37. However, the CPR do apply and they permit the court a wide discretion. The recorder understandably felt that the claimant's approach was unreasonable throughout and that a more ameliorative response to the letter would have resulted in a generous settlement for him and would have made further proceedings unnecessary. I would hold that even in this respect the order was not wholly wrong, and that to give effect to the recorder's views on the relevant matters affecting the court's discretion, the claimant should be ordered to pay a proportion, namely, one half of the defendant's costs for the period from 1 October 1997 to 20 January 1999."

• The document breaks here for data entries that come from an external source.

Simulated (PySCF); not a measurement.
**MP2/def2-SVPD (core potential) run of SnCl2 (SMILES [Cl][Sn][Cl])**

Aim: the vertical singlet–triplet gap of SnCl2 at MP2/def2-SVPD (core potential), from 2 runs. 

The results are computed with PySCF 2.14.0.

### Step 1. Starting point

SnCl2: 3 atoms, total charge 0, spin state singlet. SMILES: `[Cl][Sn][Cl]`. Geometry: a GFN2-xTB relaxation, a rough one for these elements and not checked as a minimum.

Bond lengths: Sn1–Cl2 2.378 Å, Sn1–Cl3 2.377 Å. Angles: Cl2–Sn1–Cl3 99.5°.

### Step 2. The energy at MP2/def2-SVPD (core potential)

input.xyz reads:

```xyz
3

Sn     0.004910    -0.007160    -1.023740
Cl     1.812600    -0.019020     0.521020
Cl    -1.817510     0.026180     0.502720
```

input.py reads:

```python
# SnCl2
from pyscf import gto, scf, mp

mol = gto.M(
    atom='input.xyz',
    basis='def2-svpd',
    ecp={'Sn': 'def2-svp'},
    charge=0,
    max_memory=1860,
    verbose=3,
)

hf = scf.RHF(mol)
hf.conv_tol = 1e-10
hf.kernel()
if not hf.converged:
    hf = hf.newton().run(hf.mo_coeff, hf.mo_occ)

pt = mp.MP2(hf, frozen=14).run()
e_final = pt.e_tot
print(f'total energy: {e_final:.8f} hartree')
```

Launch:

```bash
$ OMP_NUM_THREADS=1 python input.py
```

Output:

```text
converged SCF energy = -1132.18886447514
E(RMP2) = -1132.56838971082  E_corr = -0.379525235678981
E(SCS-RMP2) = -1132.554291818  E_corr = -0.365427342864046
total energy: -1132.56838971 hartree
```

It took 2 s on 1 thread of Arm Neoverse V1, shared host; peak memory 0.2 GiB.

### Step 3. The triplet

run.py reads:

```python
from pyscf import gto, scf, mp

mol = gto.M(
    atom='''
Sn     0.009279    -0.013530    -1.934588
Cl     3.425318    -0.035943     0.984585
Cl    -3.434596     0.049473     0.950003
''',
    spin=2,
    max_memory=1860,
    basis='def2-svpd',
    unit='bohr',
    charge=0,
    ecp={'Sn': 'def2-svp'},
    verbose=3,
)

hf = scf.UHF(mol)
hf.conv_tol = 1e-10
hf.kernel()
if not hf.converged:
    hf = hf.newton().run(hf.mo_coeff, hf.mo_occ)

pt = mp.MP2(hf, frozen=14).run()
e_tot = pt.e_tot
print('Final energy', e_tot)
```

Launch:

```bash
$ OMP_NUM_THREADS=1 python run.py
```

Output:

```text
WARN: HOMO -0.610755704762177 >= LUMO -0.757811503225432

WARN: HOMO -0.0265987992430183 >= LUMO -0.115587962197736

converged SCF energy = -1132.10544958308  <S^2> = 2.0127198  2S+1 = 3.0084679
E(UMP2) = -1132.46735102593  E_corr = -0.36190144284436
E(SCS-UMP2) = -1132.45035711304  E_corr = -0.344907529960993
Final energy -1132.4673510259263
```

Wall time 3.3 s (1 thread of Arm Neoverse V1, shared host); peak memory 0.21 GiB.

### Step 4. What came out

"39. I agree. Clear though it is that the claimant behaved thoroughly unreasonably from first to last, and tempting though it is therefore to uphold the recorder's order in full measure, I share my Lord's view that it was wrong to treat the letter of 1 October 1997 for all the world as though it constituted a payment into court. There are to my mind compelling reasons of principle and policy why those prepared to make genuine offers of monetary settlement should do so by way of Pt 36 payments. That way lies clarity and certainty, or at any rate greater clarity and certainty than in the case of written offers.
....
41. Payments into court have advantages. They at least answer all questions as to (a) genuineness, (b) the offeror's ability to pay, (c) whether the offer is open or without prejudice, and (d) the terms on which the dispute can be settled. They are clearly to be encouraged, and written offers, although obviously relevant, should not be treated as precise equivalents."